The Council scores your Professional Portfolio holistically, but reviewers and the Professional Development Specialist who conducts your Verification Visit pay close attention to whether your competency statements match what they observe in your environment. If you write that you sanitize toys daily but the PD Specialist sees dirty manipulatives during the visit, your credibility drops immediately. This guide will show you exactly how to align your written statements with observable practice so that your portfolio, observation, and exam scores all reinforce each other for a successful first-attempt credential award.

Beyond the technical requirements, Statement 1 is genuinely the foundation of quality early childhood practice. Research from the National Association for the Education of Young Children consistently shows that children who feel safe both physically and emotionally demonstrate better outcomes in language acquisition, social-emotional regulation, and early literacy skills. By writing thoughtfully about how you create that safety, you are not just earning a credential β€” you are clarifying your own pedagogy and becoming a more intentional educator for every child who walks through your classroom door.

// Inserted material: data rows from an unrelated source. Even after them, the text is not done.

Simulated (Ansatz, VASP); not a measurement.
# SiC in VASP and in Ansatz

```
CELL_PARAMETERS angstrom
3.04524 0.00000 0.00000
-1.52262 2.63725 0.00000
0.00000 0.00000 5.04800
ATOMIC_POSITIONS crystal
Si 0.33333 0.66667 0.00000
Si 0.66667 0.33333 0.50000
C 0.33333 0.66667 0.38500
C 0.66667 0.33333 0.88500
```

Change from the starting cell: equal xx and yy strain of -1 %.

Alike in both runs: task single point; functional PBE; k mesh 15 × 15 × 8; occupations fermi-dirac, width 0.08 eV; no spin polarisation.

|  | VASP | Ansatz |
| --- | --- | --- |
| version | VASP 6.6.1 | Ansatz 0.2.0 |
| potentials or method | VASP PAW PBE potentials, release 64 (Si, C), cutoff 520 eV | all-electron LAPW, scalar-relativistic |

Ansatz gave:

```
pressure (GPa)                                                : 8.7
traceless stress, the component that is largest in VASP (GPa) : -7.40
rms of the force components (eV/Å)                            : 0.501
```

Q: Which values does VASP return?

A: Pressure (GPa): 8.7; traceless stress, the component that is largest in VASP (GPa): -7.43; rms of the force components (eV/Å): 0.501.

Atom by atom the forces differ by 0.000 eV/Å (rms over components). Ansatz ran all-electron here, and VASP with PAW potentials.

This article will walk you through the exact word counts, formatting rules, sample language, and common pitfalls associated with Statement 1, and then connect those lessons to the other five competency statements you must complete. Whether you are pursuing the Preschool, Infant-Toddler, Family Child Care, or Home Visitor endorsement, the structural requirements for Statement 1 are nearly identical, with only minor language adjustments based on the age group or setting you serve in your current professional role.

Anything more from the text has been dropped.